Runoff is a good candidate as going to JRA55 v1.5 runoff is the only thing that has changed in the forcing compared to the successful 1deg_era5_iaf
simulation (using v1.4 runoff) I've done before. I just plotted some maximums of friver
and licalvf
and nothing looks crazy. But it's worth trying. Do you have an example of a runoff cap?
We use runoff caps in the 0.1° configs: https://github.com/COSIMA/01deg_jra55_iaf/blob/master/atmosphere/atm.nml See documentation in code: https://github.com/COSIMA/libaccessom2/blob/d750b4bfdc58c59490985c682c1b4c56cc1016b1/atm/src/runoff.F90#L24-L35
Is it reasonable to just turnoff runoff altogether as a quick test to see if this is really what is causing the problem?
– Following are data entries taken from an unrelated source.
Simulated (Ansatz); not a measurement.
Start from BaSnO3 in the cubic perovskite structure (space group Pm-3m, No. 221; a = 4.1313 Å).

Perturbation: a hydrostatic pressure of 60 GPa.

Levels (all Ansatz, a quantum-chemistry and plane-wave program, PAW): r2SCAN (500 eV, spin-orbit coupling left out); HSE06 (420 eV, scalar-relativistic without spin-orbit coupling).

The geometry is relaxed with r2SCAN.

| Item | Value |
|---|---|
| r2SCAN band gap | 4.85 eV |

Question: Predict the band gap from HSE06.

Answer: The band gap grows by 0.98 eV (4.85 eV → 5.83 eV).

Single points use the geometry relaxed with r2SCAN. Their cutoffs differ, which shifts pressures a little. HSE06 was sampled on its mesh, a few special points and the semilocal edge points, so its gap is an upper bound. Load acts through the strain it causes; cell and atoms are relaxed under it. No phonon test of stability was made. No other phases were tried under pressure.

The relevant restart tiles from the day before are
/home/561/rmh561/access-om2/025deg_era5_iaf/archive/restart005/ocean/*.0015
. They seem OK in this location so it may be a red herring. e.g. these plots from ocean_sbc.res.nc.0015
. Note that sea_lev
is high in the outflow region rather than low.
Is it reasonable to just turnoff runoff altogether as a quick test to see if this is really what is causing the problem?
yeah I guess we could try that. Or try JRA55-do v1.4 runoff. Or try 1deg_era5_iaf
with JRA55-do v1.5 runoff. But did the runoff change between these versions of JRA55-do?
This is not the only difference between the 1° and 0.25° configs, as the higher resolution means that runoff is more concentrated and CFL values are different etc etc
There's no mention of runoff differences between JRA55-do v1.4 and v1.5 here https://climate.mri-jma.go.jp/pub/ocean/JRA55-do/ or here https://climate.mri-jma.go.jp/pub/ocean/JRA55-do/docs/v1_5-manual/User_manual_jra55_do_v1_5.pdf
There's checkerboarding suggestive of an overly-long barotropic timestep in archive/restart005/ocean/ocean_barotropic.res.nc.0015
(with ice_ocean_timestep = 300
and barotropic_split = 80
). But since it still crashes with a much shorter timestep this is probably a red herring.
The Free surface penetrating rock
error is triggered here.
https://github.com/mom-ocean/MOM5/blob/9b8ec93/src/mom5/ocean_core/ocean_thickness.F90#L3380-L3398
It's weird that we don't also get an Error from ocean_thickness: Surface undulations too negative; model unstable
message specifying the location of the offending grid point - that would be helpful information to have.
I now know where this is coming from. There is a massive spike in the meridional wind from the ERA-5 data just south of Papua New Guinea that starts on 1984-08-11T15:00:00
and lasts until 1984-08-11T21:00:00
(in the file /g/data/rt52/era5/single-levels/reanalysis/10v/1984/10v_era5_oper_sfc_19840801-19840831.nc
). Up to about 130ms-1. It's obvious in the following image causing some clear radiating waves in the wind field.
I guess the 1-degree model survived it, but the 1/4-degree can't.
This must be an upstream ERA-5 problem. @aekiss any suggestions here? Maybe using the scaling system to scale down the winds for this 6 hour period? Do you have an example you can point me at to do this?
Ah, well spotted @rmholmes! Looks like a bad observation slipped through the quality control and was incorporated into the reanalysis.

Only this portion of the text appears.